We propose to explore a number of active techniques for reducing interference in networks with fluctuating densities and jamming sources. Specifically, we will investigate means for detecting interference (directly at a receiving node and indirectly at a transmitting node), for determining the cause of perceived interference (e.g., an increase in the number of nodes in a given vicinity or an isolated jammer), and for altering the environment (e.g., changing codewords, antenna direction, or even location) to reduce the interference. The efficacy of these techniques will depend on the capabilities of the radios on which they are implemented; not all techniques will be appropriate for all radios. We expect that many of the approaches we investigate will make use of heuristics for detecting interference, determining its cause, and taking corrective action. Moreover, we expect that stochastic approaches to alleviating interference (e.g., randomly selecting a new frequency set for frequency hopping or making a small movement in a random direction) will reduce interference in both benign environments with fluctuating network density as well as hostile environments populated by jammers. Such stochastic actions not only help to separate transmissions but also are not predictable, and hence a jammer cannot respond rapidly to exploit the new situation.

We will assess the relative performance of the various techniques will be evaluated through simulation. The use of a simulator enables us to experiment with a wide variety of network topologies, traffic patterns, jamming sources, and interference reduction algorithms. The results will be a set of techniques to reduce interference, how and when to use them effectively, and a comparative analysis of their performance.

4. Asymmetry/Unidirectionality Accommodation

In a heterogeneous network, the diverse power and transceiver capabilities of the nodes may result in asymmetry in transmission and reception. Asymmetric links are likely to be common in future military networks where the transmission powers of network elements may range from very low (mobile sensors), to medium (soldiers carrying battery packs), to high (battle tanks and vehicles), to very high (control towers drawing power from the main supply). The anticipated digital battlefield communication environment is likely to include diverse technologies such as satellite-based personal communications systems (PCS), direct broadcast systems, unmanned airborne vehicle relays, terrerstrial PCS, etc. -- a veritable recipe for asymmetry. A special case of an asymmetric link is a unidirectional link, on which only one-way communication is possible. For instance, a link between a satellite and a satellite-dish equipped receiver, or a link between a mobile wireless sensor and a control tower are typically unidirectional.

Our work on asymmetry/unidirectionality accommodation is in three parts:

Asymmetric Virtual Circuits. In most current systems, virtual circuits use the reverse of the data path for virtual circuit control information. If the forward path has one or more unidirectional links, then this reverse path would not exist. We are extending the MMWN dynamic multipoint virtual circuit mechanisms so that the control information such as the ``accept'' messages will not have to return on the reverse of the established data path. Instead, the virtual circuits will use separate paths for forward data flow and reverse control flow.

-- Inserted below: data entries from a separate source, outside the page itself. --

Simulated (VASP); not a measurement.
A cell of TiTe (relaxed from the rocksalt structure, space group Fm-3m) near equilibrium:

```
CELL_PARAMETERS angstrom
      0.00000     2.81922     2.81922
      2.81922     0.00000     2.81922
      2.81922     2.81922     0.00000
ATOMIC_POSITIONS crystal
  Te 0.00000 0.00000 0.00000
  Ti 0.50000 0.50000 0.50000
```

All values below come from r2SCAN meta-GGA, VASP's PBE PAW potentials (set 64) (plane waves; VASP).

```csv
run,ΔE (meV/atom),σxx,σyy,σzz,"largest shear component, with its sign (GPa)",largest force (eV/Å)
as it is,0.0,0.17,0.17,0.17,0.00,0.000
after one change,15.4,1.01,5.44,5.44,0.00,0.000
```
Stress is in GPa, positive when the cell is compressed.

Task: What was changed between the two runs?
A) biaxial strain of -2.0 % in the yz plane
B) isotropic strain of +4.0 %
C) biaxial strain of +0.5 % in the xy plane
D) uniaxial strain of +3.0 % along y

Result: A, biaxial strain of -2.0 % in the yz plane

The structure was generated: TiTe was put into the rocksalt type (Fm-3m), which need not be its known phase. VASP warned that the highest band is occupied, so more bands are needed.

Neighbor discovery and routing with unidirectional links. In order to be able to set up virtual circuits in a unidirectional environment, the generation of routes must accommodate unidirectional links. Current link-state protocols send outgoing links or bidirectional links in their link-state updates. In our solution, link-state routing will maintain separate neighbor relationships to handle incoming and outgoing transmissions. Nodes will provide, in their link-state updates, the set of incoming rather than outgoing links.

Asymmetric endpoint (cell) affiliations. The primary challenge in establishing an asymmetric affiliation is to enable an endpoint to discover and select a switch for downlink communications without being able to communicate directly with that switch. In order to accomplish this, we shall design novel algorithms that use a multihop handshake instead of the traditional single-hop handshake to enable asymmetric affiliation in the face of node mobility.

People Involved

The BBN DAWN team has four people whose collective expertise on network layer protocols and packet-radio networking is unique.

Jack Dietz

Regina Hain

Ram Ramanathan (P.I)

Martha Steenstrup

Jack Dietz is a software engineer with over 3 years' experience in the design and implementation of software systems. Prior to DAWN, Jack designed and implemented large parts of the External Route Intrusion Detection System (ERIDS), including the expert system for scoring BGP message veracity. He received his Master's in Computer Science from the University of California, San Diego in 1997, with a thesis on a virtual circuit based adaptive bandwidth management scheme. He is presently modelling, simulating and evaluating key parts of the MMWN/DAWN system.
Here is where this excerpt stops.